Overview - Elastic High Performance Computing - Alibaba Cloud Documentation Center

Elastic High Performance Computing (E-HPC) provides scheduler plug-ins in addition to mainstream schedulers. If the types or versions of the existing schedulers do not meet your business requirements, you can use a scheduler plug-in to build a custom scheduler, and then connect the scheduler to the E-HPC console. This topic provides an overview of scheduler plug-ins.

What is a scheduler plug-in?

E-HPC is a platform as a service (PaaS) tool that integrates mainstream open source schedulers. In most cases, if you migrate your services to the cloud, you also need to migrate your on-premises scheduler to the cloud. However, the built-in scheduler of E-HPC cannot connect with some third-party schedulers due to compatibility issues.

To meet your requirements on scheduler types and versions, E-HPC provides various scheduler plug-ins. This way, you can build a custom scheduler. For example, if you need to use electronic design automation (EDA) software in the cloud, you must purchase a license to run the required scheduler. However, E-HPC does not provide such licenses. In this case, you can build a custom scheduler and connect the scheduler to E-HPC.

E-HPC scheduler plug-ins provide plug-in templates, configuration files, and modularized features. You can build a custom scheduler based on the scheduler features and your business requirements. After you build a custom scheduler plug-in, you can use the E-HPC console to create a cluster and deploy the plug-in on the cluster. This way, you can manage your nodes, jobs, and auto scaling settings.

Process

In this section, a job is submitted in the E-HPC console to describe how to use a scheduler plug-in in a cluster.

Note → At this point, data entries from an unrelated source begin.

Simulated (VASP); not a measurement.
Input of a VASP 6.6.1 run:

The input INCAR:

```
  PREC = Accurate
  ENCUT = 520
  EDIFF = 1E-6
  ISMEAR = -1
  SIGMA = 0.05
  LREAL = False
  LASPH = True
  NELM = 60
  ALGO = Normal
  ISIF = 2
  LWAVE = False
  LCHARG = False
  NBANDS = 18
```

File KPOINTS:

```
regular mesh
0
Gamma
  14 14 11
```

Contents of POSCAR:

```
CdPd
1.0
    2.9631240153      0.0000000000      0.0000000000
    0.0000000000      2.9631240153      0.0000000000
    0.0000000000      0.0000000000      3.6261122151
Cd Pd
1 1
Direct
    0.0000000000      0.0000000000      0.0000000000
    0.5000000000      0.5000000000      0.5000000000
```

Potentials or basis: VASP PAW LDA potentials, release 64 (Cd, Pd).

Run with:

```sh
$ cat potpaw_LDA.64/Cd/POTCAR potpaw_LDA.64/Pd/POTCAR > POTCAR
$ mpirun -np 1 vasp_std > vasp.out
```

Log on to the E-HPC console, select a cluster, and initiate a request to submit a job.
E-HPC receives the request from the console and sends a command to the cluster.
The scheduling node identifies the type of the scheduler plug-in, downloads the plug-in to a local path, and parses the value of the JobSubmit parameter. If the JobSubmit parameter is set to false, an error is returned. The error indicates that the plug-in cannot submit jobs. If the JobSubmit parameter is set to true, the scheduler plug-in can be used as expected.
Call the job submission command of the scheduler plug-in. For example, if you use the PBS scheduler, call the qsub command. If you use the LSF scheduler, call the bsub command. After the job is submitted, a result is returned.

Scheduler plug-in files

The following figure shows the directories of scheduler plug-in files. 2022-04-06_14-57-28 Scheduler plug-in files include the following files:

ehpc_custom.conf: The configuration file, which specifies the scheduler information of the plug-in and the available scheduler features. For more information, see Configuration files.
*.py: The script files, which are used to implement specific features of the scheduler based on the scheduler template. The files must be stored in the second-level directory of the /<scheduler name>/<scheduler version> directory, for example, /LSF/10.1.0.

Configuration files

The configuration file of a scheduler plug-in specifies the scheduler information of the plug-in and the available scheduler features. The following figure shows the features. 2022-04-06_15-06-24 [Scheduler] specifies the scheduler information, including the scheduler name and version number. [SchedulerCapability] specifies the available plug-in features, including the features supported by E-HPC. Each item in the [SchedulerCapability] section shows a feature and specifies whether to enable the feature. The following features are supported:

Scheduling service detection (priority: 3): configures the statuses of the cluster nodes displayed in the console.
Node operations (priority: 2): adds or removes nodes in the console for manual scale-in or scale-out.
Resource query (priority: 2): obtains resources based on node information and visualizes the resources in the console.
Node status query (priority: 1): monitors node statuses to implement auto scaling in the console.
Job operations (priority: 1): submits or queries jobs in the console.
Queue operations (priority: 1): adds or queries queues in the console.

Note

The higher the priority value, the more significant the feature. Scheduling service check is the most significant feature. All the features are available only when scheduling service check is enabled.